A recent study looks into combinatorial graph matching, a fundamental problem of visual computing.
Photograph of a chip constructed by D-Wave Systems Inc., designed to operate as a 128-qubit superconducting adiabatic quantum optimization processor, mounted in a sample holder. Image credit: D-Wave Systems Inc., License: Creative Commons Attribution 3.0 via Wikiwand
The researchers show how a quadratic assignment problem, an NP-hard problem, which is an essential part of matching problems, can be efficiently solved with quantum annealing for small problem instances. It opens the way for multiple problem types in 3D computer vision.
The numerical verification in simulations and on a real adiabatic quantum computer was performed. It is shown that the proposed approach effectively increases the success rate of solving combinatorial optimization problems with permutation matrix constraints.

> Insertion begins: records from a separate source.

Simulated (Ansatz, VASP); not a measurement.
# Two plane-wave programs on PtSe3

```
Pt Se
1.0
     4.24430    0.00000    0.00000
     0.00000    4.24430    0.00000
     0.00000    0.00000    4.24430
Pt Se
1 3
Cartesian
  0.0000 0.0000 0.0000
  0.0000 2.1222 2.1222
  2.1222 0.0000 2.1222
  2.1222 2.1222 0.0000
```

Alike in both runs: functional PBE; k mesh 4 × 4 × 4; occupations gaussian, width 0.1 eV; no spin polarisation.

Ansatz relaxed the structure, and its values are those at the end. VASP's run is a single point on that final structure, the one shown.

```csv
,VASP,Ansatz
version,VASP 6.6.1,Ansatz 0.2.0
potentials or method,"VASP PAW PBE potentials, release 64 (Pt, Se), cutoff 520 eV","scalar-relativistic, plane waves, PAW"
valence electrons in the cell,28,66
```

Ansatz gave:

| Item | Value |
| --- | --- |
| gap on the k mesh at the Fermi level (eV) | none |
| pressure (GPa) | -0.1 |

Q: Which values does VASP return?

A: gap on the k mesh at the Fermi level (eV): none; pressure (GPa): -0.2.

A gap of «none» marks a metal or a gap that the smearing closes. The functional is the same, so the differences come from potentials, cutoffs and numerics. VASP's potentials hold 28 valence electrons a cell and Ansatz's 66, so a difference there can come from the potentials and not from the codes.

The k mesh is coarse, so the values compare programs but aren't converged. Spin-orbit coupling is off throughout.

Matching problems on 3D shapes and images are challenging as they are frequently formulated as combinatorial quadratic assignment problems (QAPs) with permutation matrix constraints, which are NP-hard. In this work, we address such problems with emerging quantum computing technology and propose several reformulations of QAPs as unconstrained problems suitable for efficient execution on quantum hardware. We investigate several ways to inject permutation matrix constraints in a quadratic unconstrained binary optimization problem which can be mapped to quantum hardware. We focus on obtaining a sufficient spectral gap, which further increases the probability to measure optimal solutions and valid permutation matrices in a single run. We perform our experiments on the quantum computer D-Wave 2000Q (2^11 qubits, adiabatic). Despite the observed discrepancy between simulated adiabatic quantum computing and execution on real quantum hardware, our reformulation of permutation matrix constraints increases the robustness of the numerical computations over other penalty approaches in our experiments. The proposed algorithm has the potential to scale to higher dimensions on future quantum computing architectures, which opens up multiple new directions for solving matching problems in 3D computer vision and graphics.